Canadians should not be surprised that Conservative provincial energy ministers are “frustrated” and “profoundly disappointed” with the federal Liberal government after the 2019 Energy and Mines Ministers’ Conference wrapped up Wednesday in Cranbrook, BC.
With a national election looming this fall, the battle lines over energy policy have been drawn, provinces have chosen sides, and if they didn’t before, Canadians now have a clear sense of the opposing worldviews and their champions. Alberta Premier Jason Kenney and CPC leader Andrew Scheer will champion the regressive positions of the oil, gas, and pipeline industries, while Prime Minister Justin Trudeau and BC NDP Premier John Horgan will support a long-term transition from fossil fuels to the low-carbon future.
Alberta Energy Minister Sonya Savage, a former Enbridge pipeline lobbyist in Ottawa, complained in a press release that federal representatives engaged in only “superficial discussion” about competitiveness, market access, the devastating economic effects of the Impact Assessment Act (Bill C-69) and Oil Tanker Moratorium Act (Bill C-48), federal encroachment into provincial jurisdiction, and “no real solution to carbon emissions beyond taxing hard-working families and businesses…”

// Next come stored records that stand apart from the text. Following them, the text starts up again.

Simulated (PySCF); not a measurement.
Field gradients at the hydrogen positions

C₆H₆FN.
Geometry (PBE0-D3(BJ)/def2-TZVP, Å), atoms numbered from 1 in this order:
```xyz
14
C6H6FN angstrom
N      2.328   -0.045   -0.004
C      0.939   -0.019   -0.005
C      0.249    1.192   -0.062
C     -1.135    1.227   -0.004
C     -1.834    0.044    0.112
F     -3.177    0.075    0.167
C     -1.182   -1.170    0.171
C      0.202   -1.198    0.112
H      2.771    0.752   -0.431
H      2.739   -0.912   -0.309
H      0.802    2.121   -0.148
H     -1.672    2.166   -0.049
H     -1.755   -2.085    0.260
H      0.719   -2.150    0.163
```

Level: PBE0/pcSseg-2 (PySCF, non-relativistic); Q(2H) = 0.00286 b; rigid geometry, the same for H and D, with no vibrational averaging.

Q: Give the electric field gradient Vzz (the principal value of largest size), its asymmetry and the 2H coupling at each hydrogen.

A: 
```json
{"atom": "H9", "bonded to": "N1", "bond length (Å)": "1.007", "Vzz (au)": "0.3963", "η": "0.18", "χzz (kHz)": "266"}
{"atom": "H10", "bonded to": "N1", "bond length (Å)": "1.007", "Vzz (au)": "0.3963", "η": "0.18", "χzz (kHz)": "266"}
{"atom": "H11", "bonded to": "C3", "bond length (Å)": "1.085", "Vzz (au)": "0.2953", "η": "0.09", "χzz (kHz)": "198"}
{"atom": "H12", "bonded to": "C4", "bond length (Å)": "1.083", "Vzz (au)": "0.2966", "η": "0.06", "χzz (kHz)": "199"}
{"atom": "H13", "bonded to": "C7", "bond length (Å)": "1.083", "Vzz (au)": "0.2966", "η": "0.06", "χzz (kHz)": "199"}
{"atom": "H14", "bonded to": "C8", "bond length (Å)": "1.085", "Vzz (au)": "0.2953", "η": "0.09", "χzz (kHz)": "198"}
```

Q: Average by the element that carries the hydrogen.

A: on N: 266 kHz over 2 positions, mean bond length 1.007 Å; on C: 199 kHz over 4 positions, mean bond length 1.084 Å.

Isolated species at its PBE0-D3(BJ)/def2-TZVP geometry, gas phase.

Consequently, she says, Alberta, Ontario and Saskatchewan declined to support the federal government’s communiqué, which was supported by the remaining provinces and territories.
What did the offending communiqué say, exactly? It was hardly anti-hydrocarbon.
“As the fourth-largest oil producer in the world and a jurisdiction with over 80 per cent of its electricity generated from zero-emission sources, Canada is uniquely positioned to be a global supplier of choice for the most environmentally sustainably produced energy in the world,” is a statement that could have been lifted directly from a Canadian Association of Petroleum Producers (CAPP) press release.
Then there was this seemingly innocuous comment from Amarjeet Sohi, federal minister of natural resources: “Canada’s natural advantage positions us to attract investments, develop new products sustainably and grow our global exports, while protecting our environment, fighting climate change and advancing reconciliation with Indigenous peoples.”
“The time is now to build a clean energy future through the electrification of Canada’s growing economy,” said BC Energy Minister Michelle Mungall, whose CleanBC climate plan recently led LNG Canada to adopt electric drives for its soon to be built $40 billion plant in order to meet provincial emissions targets.
Think of the political divide over energy policy as the clash of two energy worldviews.
Conservatives either deny anthropogenic climate change or are skeptical that it’s a crisis; at a minimum, Canada has no business leading climate mitigation because it is such a small contributor (1.6%) to global greenhouse gas emissions. They think the energy transition is a figment of environmentalist ideology or a long-term process during which hydrocarbons demand will be around for many decades yet. Ardent support for the Alberta-based oil/gas/pipelines industry is a given.
Comments like those from Sohi and Mungall induce nervous tics in Canadian conservative politicians, who oppose carbon pricing and subscribe to the Trump mantra of “innovation, not regulation.”
Progressives generally believe the opposite of conservatives: climate change requires urgent action by Canada, the energy transition is arriving sooner than we think, expansion of the oil/gas/pipelines industry should be stopped immediately and we should begin to discuss how to phase it out, and Canada’s economic future lies with clean energy.
How aggressively Canada should pursue progressive policies depends on the political party. The Greens want the country put on a war-time footing to combat climate change, the NDP favour much higher spending on climate and energy transition policies, and the Liberals are trying to balance immediate needs to maintain investment and create jobs while lowering emissions and gradually electrifying the economy.
The conflict between the two energy and climate worldviews played out predictably at the energy and mining ministers conference and it’s no surprise that Alberta is leading the conservative charge. Kenney’s UCP government is doing everything it can to prop up Scheer, whose victory would be a major coup for Calgary titans of the black gold; CAPP’s fingerprints are all over the recently released – and roundly criticized – CPC climate plan.
Another majority Liberal government – or, the worst-case scenario from Kenney’s point of view, a minority propped up by the NDP and Green Party – will ensure Alberta’s voice continues to be ignored in Ottawa.
Expect the snark to ramp up through the cottage season and hit a fever pitch once the election campaign is officially underway after Labour Day. Canadians can forget about taking the summer off from energy politics.
Thanks to duelling communiqués from last week’s conference, voters at least know which provinces and politicians are in which camp.